EA Sports Cup: Cooke ready to test Rovers' new Laws

Mick Cooke is hoping to finally take home a cup winners’ medal when Drogheda United take on Shamrock Rovers this evening.

MICK COOKE IS looking forward to pitting his wits against an unfamiliar face when Drogheda United meet Shamrock Rovers in Saturday’s EA Sports Cup final (kick-off 5.45pm).

In a brilliant season which has seen Cooke’s Drogheda defy pre-season expectations by challenging for the title and a place in Europe, the Hoops have been their bogey team. Under former manager Stephen Kenny, Rovers won all three league meetings between the sides, scoring seven goals and conceding just two.

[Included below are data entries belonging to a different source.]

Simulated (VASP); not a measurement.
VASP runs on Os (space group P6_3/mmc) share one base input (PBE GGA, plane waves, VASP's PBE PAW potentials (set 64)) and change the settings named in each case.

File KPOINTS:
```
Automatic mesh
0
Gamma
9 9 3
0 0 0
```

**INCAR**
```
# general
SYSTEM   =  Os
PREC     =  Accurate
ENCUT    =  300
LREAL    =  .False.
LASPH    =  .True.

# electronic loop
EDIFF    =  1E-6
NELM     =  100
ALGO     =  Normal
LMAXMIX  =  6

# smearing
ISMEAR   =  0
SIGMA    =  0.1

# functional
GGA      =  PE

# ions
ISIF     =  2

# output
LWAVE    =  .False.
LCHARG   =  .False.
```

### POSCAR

“Stephen had the Indian sign over me,” Cooke admits but that wasn’t enough to save Kenny’s job. He was sacked last week, a full stop which cut his Rovers reign short after less than nine months.

The Hoops have turned to a man with Premier League experience on his CV, bringing in former Burnley boss Brian Laws as director of football until the end of the season. Cooke hopes that it might bring about a change in his own fortunes.

“Hopefully with Brian coming in, I can get one over on him,” he tells TheScore.ie.

It’s his first game incredibly — a manager’s first game in a cup final. It will be very, very interesting to see what way he approaches it. Is he going to be safe or will he send Rovers out to try and win it or will he be more cautious?

He’s only going to have a week to work with the players, but with his experience I’m sure he’ll be well organised, as we will be.

Saturday’s final comes hot on the heels of cup misery for Drogheda, who crashed out of the FAI Cup on penalties against St Patrick’s Athletic on Monday.

There were a few bowed heads in the dressing room afterwards but Cooke takes a much broader view of the matter and knows that a shot at silverware is the perfect way to bounce back.

“We’d a long conversation after the game. Psychologically to lose on penalties is hard to take, but it’s easier than if we had lost in extra time. That would have been a hard blow for us to take.

“What better way to bounce back than in a cup final? If players can’t get themselves fired up to play a cup final, against Rovers, in Tallaght, they shouldn’t be playing football.

“You have to get on with it. Life goes on, irrespective of what disaster happens. I remember losing the play-off with Monaghan out in Bray and I went in and I said to the players that if this the hardest thing you have to face in life, you’re going to have a great life. There’s no life lost.

After [Monday] night, I said the exact same. It’s a disappointment. There’s no one sick and no one has been killed. You just have to go and bounce back, and I think as a group of players, Drogheda have proved we can bounce back. We’re not going away.

On a personal level, Cooke has a his own selfish reasons for wanting a cup win. Finals haven’t always ended well for him, he explains, but there’s still room on the mantelpiece for a different kind of medal.

“I think between St Pat’s and Drogheda I’ve lost about six cup finals — FAI Cup, League Cup, All-Ireland Cup, I’ve lost all the finals I’ve been. That’s a lot of losers’ medals so I’m due a winners’ one some day.”